Dies Natalis Invicti Solis
And Koala Good Night

The Unbeatable Madness of Bears

What?  Oh, where am I?  Let me not go mad!
Sweet Heaven, forgive weak thoughts!  If there should be
No God, no Heaven, no Earth in the void world;
The wide, gray, lampless, deep, unpeopled world!

-- Percy Bysshe Shelley, The Cenci, Act V, Scene IV.


This is Bear.  Bear and I have kept company now for over half a century.  I like to think I am holding up better than Bear has done, but I could be wrong.

Thomas Disch keeps company with a bear named Mortlake.  That, at least, is the name the bear seems to have given out.  Most bears guard their true names as they would their lives, lest in disclosing them they give away some power over themselves.  The circumstances in which a bear's true name may be revealed are said to be contained in the Tibetan Book of the Bears, although no man living has actually seen that fabled and terrible volume.  Better safe than sorry, my bear is Bear and Bear he shall remain.

Mortlake is reported to have become most agitated over the the recent unpleasantness in the Sudan in which the British schoolteacher Gillian Gibbons learned of the dangers attendant to the naming of bears.  The British are not so bellicose in the Gordon Brown era as they have been in others, so there will be no "War of Gibbons' Bear" to join the "War of Jenkins' Ear" in the history books.

Recently, I have been concerned for Bear's mental equilibrium after Mr. Disch posted a new poem, "The Mad Teddybear," which begins:

I met a teddybear the other day
who'd lost his mind. They lose their minds,
some elderly bears, before they lose their lives.
It comes from being left alone
and staring too long at the ceiling.

Bear is not, I think, mad, only quiet.  I think he spends his time on his shelf communing with his little household gods, Bear's lares.  He has always been one for keeping his own counsel.  Mortlake, for his part, harbors imperial ambitions, often mistaken for madness but not really the same thing at all.

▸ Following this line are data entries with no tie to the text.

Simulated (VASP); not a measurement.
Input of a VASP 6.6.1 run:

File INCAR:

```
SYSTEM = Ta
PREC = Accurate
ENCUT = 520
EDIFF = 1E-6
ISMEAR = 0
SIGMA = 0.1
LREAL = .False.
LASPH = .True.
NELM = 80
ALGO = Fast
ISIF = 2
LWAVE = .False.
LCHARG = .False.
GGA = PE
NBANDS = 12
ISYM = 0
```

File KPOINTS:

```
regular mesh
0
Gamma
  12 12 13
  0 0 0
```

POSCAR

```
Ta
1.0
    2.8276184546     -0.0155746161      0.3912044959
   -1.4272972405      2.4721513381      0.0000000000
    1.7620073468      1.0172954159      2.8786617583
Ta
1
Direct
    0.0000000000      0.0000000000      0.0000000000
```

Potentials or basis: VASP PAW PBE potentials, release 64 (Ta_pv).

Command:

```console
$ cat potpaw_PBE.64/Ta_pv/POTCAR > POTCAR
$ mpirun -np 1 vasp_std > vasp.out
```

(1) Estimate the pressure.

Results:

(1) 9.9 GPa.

Although I have only recently found his LIveJournal pages, led there by John Crowley, I first mentioned Thomas Disch here over four years ago.  A rifling through the pages of Amazon reveals that several of my favorite Disch books -- includng Clara Reeve and The Castle of Indolence -- are not currently in print.  He does, however, have a new novella -- The Voyage of the Proteus: An Eyewitness Account of the End of the World -- due out next week, and in July will reveal "the intimate details of his sudden elevation to Godhood" in The Word of God: Or, Holy Writ Rewritten.  He, like the bears, bears watching.


Tim Walters

I don't know how to search Disch's blog for a link, so I hope he doesn't mind if I simply pass on to you my favorite poem to appear there...


Dolls Left Alone

When we're away from them, they are bereft
as lap dogs unable to understand what has gone
wrong. When they grasp an idea, it is
with such gratitude, and they try to hold on,
but then it gets lost in the general welter
of weather and television. They're all right
as long as something is happening
but when their lives become a void,
when they simply are not in our thoughts,
they become depressed, unmoored.
They wear the same clothes for days
at a time. They lose their knack
for polite conversation. When they fall over,
they may not get up for a week.
Music does not make them stir.
In this, as in so much else, they are like us,
which is not to be wondered at,
for we created them in our image.
Some of them even know how to cry.
But they're not real tears, and neither are these.